February 2000, Vol. 123, No. 2
High performance practices
Going back to work
Précis from past issues
Unemployment and wealth
To what extent are workers able to finance their unemployment spells with their own wealth holdings? Jonathan Gruber of the Massachusetts Institute of Technology addresses this and related questions in NBER Working Paper No. 7348, "The Wealth of the Unemployed: Adequacy and Implications for Unemployment Insurance."
Gruber notes that the unemployed have a number of possible sources for financing consumption, including savings, unemployment insurance benefits, other government transfers such as food stamps, and transfers from relatives or charitable organizations. In this study, Gruber focuses on wealth as a mechanism for financing unemploy-ment.

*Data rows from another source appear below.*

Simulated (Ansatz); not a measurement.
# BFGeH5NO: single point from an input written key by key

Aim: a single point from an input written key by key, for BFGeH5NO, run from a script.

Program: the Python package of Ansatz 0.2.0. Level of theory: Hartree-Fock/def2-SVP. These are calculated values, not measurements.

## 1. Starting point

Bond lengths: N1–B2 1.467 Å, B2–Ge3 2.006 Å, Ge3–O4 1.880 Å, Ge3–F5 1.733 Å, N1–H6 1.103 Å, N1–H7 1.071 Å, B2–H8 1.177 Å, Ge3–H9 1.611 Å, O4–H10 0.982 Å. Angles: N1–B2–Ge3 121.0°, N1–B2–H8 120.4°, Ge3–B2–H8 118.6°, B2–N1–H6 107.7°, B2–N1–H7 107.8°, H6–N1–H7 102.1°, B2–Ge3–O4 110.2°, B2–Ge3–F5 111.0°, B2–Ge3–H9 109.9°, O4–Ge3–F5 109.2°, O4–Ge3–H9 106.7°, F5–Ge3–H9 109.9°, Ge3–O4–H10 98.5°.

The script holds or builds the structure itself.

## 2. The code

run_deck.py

Data for his analysis are from the 1984–92 panels of the Survey of Income and Program Participation (SIPP). The SIPP interviews respondent households every four months over the course of two to three years in order to gather information on income and labor force participation—in addition, the survey gathers some data on wealth holdings, usually at two points in the panel.
Gruber finds that the median worker has savings that could finance about two-thirds of the income loss from a spell of unemployment. However, nearly a third of workers are not able to even replace 10 percent of income loss.
High performance practices
The subject of high-performance work practices came up in two recent pieces. In the Winter 2000 EPI Journal, Eileen Appelbaum briefly reviews some of the major findings of her book Manufacturing Advantage: Why high performance work systems pay off (co-authored with Tom Bailey, Peter Berg, and Arne Kalleberg). Their surveys in three manufacturing industries indicate that, "with some variance within these industries, workplace practices that promoted coherent work systems produced benefits such as increased productivity, better financial performance, higher target wages for workers, as well as reduced inventory, space requirements, and excess labor costs." A separate survey of workers found that, at least in the steel and apparel industries, workers in high-performance systems tend to have higher wages.
Peter Cappelli and David Neumark also examined these two aspects of the high-performance work practices issue in "Do ‘High Performance’ Work Practices Improve Establishment-Level Outcomes?" (NBER Working Paper 7374). On one hand, their results suggest that practices that expand employee involvement do not have an unambiguous effect on productivity, although the results point more toward positive effects. The evidence is stronger for the idea that such practices raise average labor costs per employee. However, their data suggest that high performance work practices do not adversely affect labor efficiency as measured by output per dollar of labor costs. "Thus," they conclude, "despite raising labor cost/compensation implementing such practices should not hurt competitiveness."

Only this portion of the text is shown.